When she's older, someone needs to let my daughter know that I always like this. When she's sixteen, rolling her eyes at how impossibly weird her mother acts, I would appreciate it if a friend or family member tossing a bone in my defense.
On some level, I expected motherhood would change me. I was just hoping that change could be a calming, graceful one. I was hoping that we could say, "Well your mother used to have a short temper, but you wouldn't know it." Or: "Your mother's zen-like mastery of the present, wasn't always so obvious." Maybe I've mistaken motherhood for grandmotherhood.
Instead, I find it may just make me strange(r). I firmly believe that the continuous monologue is enough to shed a few braincells and maybe drop a level of self-awareness. I spend hours upon hours talking to a tiny person whose rare reply consists of bubbles and the highly-prized rare, "Goo." The really rewarding grins and smiles come not from my eviscerating wit or sardonic silences, but from high-pitched squeaky noises. So, yeah, I'm cooing with the best of 'em.
Mommy loves baby's smiles and so mommy forfeits her use of pronouns.
The love of the smile also has transported me to a special place where life is a musical. Every occasion can issue a burst of song. This would perhaps be easier if Mommy wasn't tone deaf or strapped for creativity. "We're gonna change your diaper. Yes we are. Yes we are." I seek inspiration everywhere and am drawing heavily from what little I remember of the nursery rhymes. This little piggy went to market and this little piggy, well, he went somewhere else but I know this one cried wee, wee, wee, wee, wee, all the home. Oh hey. One stayed home, right.
And as long as I'm cooing and singing, I might as well dance. Alone. With no music. I bounce all the time now. While out with some people the other night, a young woman asked me, "Do you always need to rock the baby like that, or is this just something you do?" I wasn't feeling too charitable to the question so I let her know that I always rock myself back and forth while sitting at pubs, it makes me feel safe.

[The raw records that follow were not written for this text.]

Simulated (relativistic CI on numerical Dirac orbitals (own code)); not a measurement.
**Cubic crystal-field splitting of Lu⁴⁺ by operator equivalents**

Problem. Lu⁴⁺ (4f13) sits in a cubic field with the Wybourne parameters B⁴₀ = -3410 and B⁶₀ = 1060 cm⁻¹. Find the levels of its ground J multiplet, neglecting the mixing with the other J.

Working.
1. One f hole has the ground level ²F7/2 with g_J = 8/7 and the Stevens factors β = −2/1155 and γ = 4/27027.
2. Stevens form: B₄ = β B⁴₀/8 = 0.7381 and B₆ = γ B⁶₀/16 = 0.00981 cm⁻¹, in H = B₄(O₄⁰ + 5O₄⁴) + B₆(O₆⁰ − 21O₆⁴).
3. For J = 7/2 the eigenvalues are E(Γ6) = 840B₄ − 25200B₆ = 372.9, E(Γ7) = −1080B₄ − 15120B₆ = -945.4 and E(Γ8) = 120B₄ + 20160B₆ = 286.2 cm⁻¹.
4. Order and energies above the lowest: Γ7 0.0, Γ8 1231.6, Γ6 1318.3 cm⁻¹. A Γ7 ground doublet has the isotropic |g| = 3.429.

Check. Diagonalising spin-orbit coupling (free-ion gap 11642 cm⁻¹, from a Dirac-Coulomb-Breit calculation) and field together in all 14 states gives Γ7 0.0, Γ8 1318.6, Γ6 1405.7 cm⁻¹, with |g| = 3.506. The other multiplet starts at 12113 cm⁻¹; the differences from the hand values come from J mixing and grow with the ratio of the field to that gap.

Speaking of pubs, once I was quite a home in them. I enjoyed hanging out in bars with friends, without friends, I even went while pregnant (skipping the usual consumption of course). But as I enjoyed a beer with my baby the other night, I noticed a group of college guys pointing at me and talking. I was just about to feel pretty good when I saw that they were talking about the baby being at the bar. Yes, I am going for the mother of the year award.